"Hell hath no fury like a woman scorned" or so goes the saying. Nor would it seem, hath it a fury like a student scorned. After many months of litigating, Austrian student-turned-privacy-activist Max Schrems tweeted today that the European Court of Justice would deliver its final judgment on the future of Safe Harbor on 6th October at 9.30am CET.
If true (and Schrems tweeted a picture of the notification of judgment, so there's every reason to believe it is), the timing of this judgment is surprising coming, as it does, just a couple of weeks after Advocate General Bot's damning opinion that the Safe Harbor framework is invalid. Speculation will inevitably run rife, and many will assume that the prompt timing of the judgment is indication that the Court will effectively rubber-stamp the earlier opinion given by the AG.
Speculation, gossip, and rumour, though, benefit no one; businesses will only be able to plan and adapt once the final judgment is delivered. This got me to thinking: what will businesses actually have to do if Safe Harbor is shot down - at least throughout the period until/if Safe Harbor 2.0 is approved. Sure, there's been a lot written (including by me) about how businesses will need to 'contingency plan' or 'transition' to a new data export regime - but what does that really mean in practice?

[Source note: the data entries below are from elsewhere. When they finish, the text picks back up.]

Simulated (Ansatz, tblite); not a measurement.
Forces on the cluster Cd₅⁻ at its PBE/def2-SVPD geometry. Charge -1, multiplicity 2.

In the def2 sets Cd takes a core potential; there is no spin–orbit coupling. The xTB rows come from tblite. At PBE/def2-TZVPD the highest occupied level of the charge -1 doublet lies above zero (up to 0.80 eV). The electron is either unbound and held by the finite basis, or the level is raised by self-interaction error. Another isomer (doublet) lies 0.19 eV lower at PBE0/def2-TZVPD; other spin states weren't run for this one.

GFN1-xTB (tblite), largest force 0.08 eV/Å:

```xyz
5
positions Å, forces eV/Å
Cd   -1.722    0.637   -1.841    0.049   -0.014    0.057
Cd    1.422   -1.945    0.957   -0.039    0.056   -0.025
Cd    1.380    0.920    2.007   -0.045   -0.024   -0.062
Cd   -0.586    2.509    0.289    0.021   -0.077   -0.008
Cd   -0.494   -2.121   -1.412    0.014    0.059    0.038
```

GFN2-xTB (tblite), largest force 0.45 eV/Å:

Here's what I can foresee just off the top of my head:
1. Model clauses are probably the only option initially. First off, supposing Safe Harbor is shot down in the next couple of weeks, then - short of a miracle - we can safely say that Safe Harbor 2.0 will not yet have been agreed between the Commission and the US Department of Commerce. Given that the BCR process is, at best, an 18 month project (don't believe anyone who tells you otherwise), businesses will have no choice but to adopt model clauses or accept non-compliance risk for now.
2. Figure our what model clauses you need (hint: there are more than one type!) How do they go about implementing model clauses? To begin with, they will need to explore their data exports holistically. That means not just thinking about data exports of customer content, but also thinking about exports of CRM, employee and vendor data. Whereas all four categories of exports may have previously been covered under a single Safe Harbor certification, different model clause solutions may be needed for, say, customer content data (often exported on a controller-to-processor basis, requiring the 2010 model clauses) and CRM, employee and vendor data (typically exported on a controller-to-controller basis, requiring the 2001 or 2004 model clauses). In other words, one previous Safe Harbor solution may need to be broken into two separate sets of model clause solutions.
3. Go back and sign model clauses with customers who want them. Where the business is exporting customers' data on a controller-to-processor basis, it will have to approach its customers (or, more likely, it will get approached by its customers) and execute model clauses with them. That immediately creates an administrative burden, but the business will also need to consider whether it wants to introduce any commercial clauses into the model clauses it signs with customers to manage its risk - remember, model clauses don't have any liability caps after all! That requires negotiation and, inevitably, will entail some lengthy conversations with customers who are nervous about what negotiating away from the 'standard' form of the model clauses will mean for their own compliance.
4. You'll also need intra-group model clauses. Intra-group exports of CRM, employee and vendor data are somewhat easier, because the business will ultimately be contracting with itself, but it will need to map out which entities are exporting to which, and ensure that all appropriate group entities are signed up and their data flows accurately described within the clauses. And, of course, they'll have to get the model clauses executed which, depending on the group structure, its size, intra-group powers of attorney, and contract execution rights, may be a much more challenging task than it sounds.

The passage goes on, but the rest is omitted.